Peyto Exploration & Development Corp.
Notes to Consolidated Financial Statements
As at December 31, 2012 and 2011
(Amount in $ thousands, except as otherwise noted)
1.Nature of operations
Peyto Exploration & Development Corp. and its wholly owned subsidiary Open Range Energy Corp. ("Open Range"), (collectively "Peyto" or the "Company") are Calgary based oil and natural gas companies. Peyto and Open Range amalgamated on January 1, 2013. Peyto conducts exploration, development and production activities in Canada. Peyto is incorporated and domiciled in the Province of Alberta, Canada. The address of its registered office is 1500, 250 - 2nd Street SW, Calgary, Alberta, Canada, T2P 0C1.
These financial statements were approved and authorized for issuance by the Board of Directors of Peyto on March 5, 2013.
2.Basis of presentation
These consolidated financial statements ("financial statements") for the years ended December 31, 2012 and December 31, 2011 represent the Company's results and financial position in accordance with International Financial Reporting Standards ("IFRS"). The consolidated financial statements include the accounts of Peyto Exploration & Development Corp. and its subsidiary. Subsidiaries are defined as any entities, including unincorporated entities such as partnerships, for which the Company has the power to govern their financial and operating policies to obtain benefits from their activities. Intercompany balances, net earnings and unrealized gains and losses arising from intercompany transactions are eliminated in preparing the consolidated financial statements.
a)Summary of significant accounting policies
The precise determination of many assets and liabilities is dependent upon future events and the preparation of periodic financial statements necessarily involves the use of estimates and approximations. Accordingly, actual results could differ from those estimates. The financial statements have, in management's opinion, been properly prepared within reasonable limits of materiality and within the framework of the Company's basis of presentation as disclosed.

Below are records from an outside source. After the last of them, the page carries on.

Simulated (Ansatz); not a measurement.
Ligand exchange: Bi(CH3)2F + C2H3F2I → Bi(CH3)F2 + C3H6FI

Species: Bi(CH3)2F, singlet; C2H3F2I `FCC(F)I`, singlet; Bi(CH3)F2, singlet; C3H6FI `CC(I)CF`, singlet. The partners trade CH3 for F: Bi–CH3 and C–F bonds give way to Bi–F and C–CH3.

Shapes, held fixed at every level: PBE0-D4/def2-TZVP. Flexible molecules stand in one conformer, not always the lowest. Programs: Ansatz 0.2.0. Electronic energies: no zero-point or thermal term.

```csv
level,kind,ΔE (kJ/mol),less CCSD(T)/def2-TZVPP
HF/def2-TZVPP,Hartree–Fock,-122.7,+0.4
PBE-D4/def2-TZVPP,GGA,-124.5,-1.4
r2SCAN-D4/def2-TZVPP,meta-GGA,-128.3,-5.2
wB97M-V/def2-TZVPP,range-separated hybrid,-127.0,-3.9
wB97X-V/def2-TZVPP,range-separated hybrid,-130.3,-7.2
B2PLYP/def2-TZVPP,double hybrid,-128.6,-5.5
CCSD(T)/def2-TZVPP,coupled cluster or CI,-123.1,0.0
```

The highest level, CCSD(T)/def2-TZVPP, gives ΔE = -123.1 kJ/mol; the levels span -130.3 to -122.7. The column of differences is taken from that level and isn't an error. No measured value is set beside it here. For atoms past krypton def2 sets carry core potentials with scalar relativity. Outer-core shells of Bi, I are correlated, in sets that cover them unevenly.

b) Significant accounting estimates and judgements
The timely preparation of the financial statements in conformity with IFRS requires that management make estimates and assumptions and use judgment regarding the reported amounts of assets and liabilities and disclosures of contingent assets and liabilities at the date of the financial statements and the reported amounts of revenues and expenses during the period. Such estimates primarily relate to unsettled transactions and events as of the date of the financial statements. Accordingly, actual results may differ from estimated amounts as future confirming events occur.
Amounts recorded for depreciation, depletion and amortization, decommissioning costs and obligations and amounts used for impairment calculations are based on estimates of gross proved plus probable reserves and future costs required to develop those reserves. By their nature, these estimates of reserves, including the estimates of future prices and costs, and the related future cash flows are subject to measurement uncertainty, and the impact in the financial statements of future periods could be material.
The amount of compensation expense accrued for future performance based compensation arrangements are subject to management's best estimate of whether or not the performance criteria will be met and what the ultimate payout will be.